Every Monday, I drop a weekly rundown of key financial events and data releases that matter for the Gold market. These are the big moves and trends you need to watch to stay ahead in the XAU/USD game.
The calendar structure:
Date
Country → Event
What the event is about
📰 Previous readings, forecasts etc.
🚨 Why it matters
🔴 Negative impact on Gold
🟢 Bullish impact on Gold
🟡 Mixed/neutral impact
Monday, February 24
🇩🇪 Germany’s IFO Business Climate Index
measures business sentiment in Germany based on a survey of ~9,000 companies across manufacturing, services, trade, and construction. It reflects how businesses view current conditions and their expectations for the next six months.
📰 Actual: steady at 85.2, worse than expected
🚨 Why it matters for Gold: The IFO Index gauges Germany’s economic health, impacting investor sentiment and, indirectly, Gold demand.
📈 Higher-than expected sentiment → economic strength → confidence in the broader Eurozone.
→ 🔴 Investors may favor riskier assets over Gold.
→ 🟡 A stronger Euro could pressure Gold prices. BUT if it weakens USD → support for Gold.
→ 🔴 Increased global risk appetite might boost the U.S. dollar.📉 Lower-than-expected sentiment → economic risks/a slowdown in Europe.

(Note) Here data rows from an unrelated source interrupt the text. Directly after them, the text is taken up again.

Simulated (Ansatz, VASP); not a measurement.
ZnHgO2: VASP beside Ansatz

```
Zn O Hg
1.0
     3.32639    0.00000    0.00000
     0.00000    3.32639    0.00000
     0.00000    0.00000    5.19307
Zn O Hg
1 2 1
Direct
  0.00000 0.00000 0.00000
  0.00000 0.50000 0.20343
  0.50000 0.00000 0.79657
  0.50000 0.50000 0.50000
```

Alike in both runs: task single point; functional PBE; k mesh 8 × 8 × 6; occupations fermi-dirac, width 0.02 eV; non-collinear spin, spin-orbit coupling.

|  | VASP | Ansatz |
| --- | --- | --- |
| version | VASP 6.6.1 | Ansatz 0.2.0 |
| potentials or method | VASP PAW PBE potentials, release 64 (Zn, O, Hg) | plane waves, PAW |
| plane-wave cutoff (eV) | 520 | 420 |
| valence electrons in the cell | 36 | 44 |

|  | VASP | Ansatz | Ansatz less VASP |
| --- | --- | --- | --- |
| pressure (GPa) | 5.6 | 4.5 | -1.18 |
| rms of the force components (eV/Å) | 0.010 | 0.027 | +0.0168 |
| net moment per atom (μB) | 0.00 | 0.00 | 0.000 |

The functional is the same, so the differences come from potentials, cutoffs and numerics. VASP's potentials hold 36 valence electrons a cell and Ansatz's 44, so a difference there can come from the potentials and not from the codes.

→ 🟢 Investors may seek safe-haven assets like Gold.
→ 🟢 Increases chances of a dovish monetary policy.→ 🟢 Might weaken the Euro, leading to a potential EUR/USD drop.
Tuesday, February 25
🇩🇪 Germany’s GDP Growth Rate QoQ/YoY Final
measures Germany’s economic performance:
QoQ: Compares GDP to the previous quarter (short-term growth).
YoY: Compares GDP to the same quarter last year (long-term trend).
📰 QoQ Previous: +0.1% | Forecast: -0.2%
YoY Previous: -0.3% | Forecast: -0.2%
🚨 Why these events matter for Gold: As the EU’s largest economy, Germany’s GDP impacts investor sentiment, ECB policy, and the euro, all of which influence Gold prices.
📈 Higher-than-expected GDP growth → economic strength.
→ 🔴 Reduces demand for Gold as investors shift to riskier assets.
→ 🟢 Supports the euro, which can weaken the U.S. dollar → Gold more affordable for international buyers.
→ 🔴 Raises the risk of ECB rate hikes → bonds and other interest-bearing investments more attractive compared to Gold.📉 Lower-than-expected GDP growth → underperforming economy → stagnation/recession concerns:
→ 🟢 Safe-haven demand increases.
→ 🔴 Weakens the euro, strengthening the dollar → lower demand as Gold becomes more expensive.
→ 🟢 Increases chances of ECB rate cuts → higher demand for the metal as a store of value.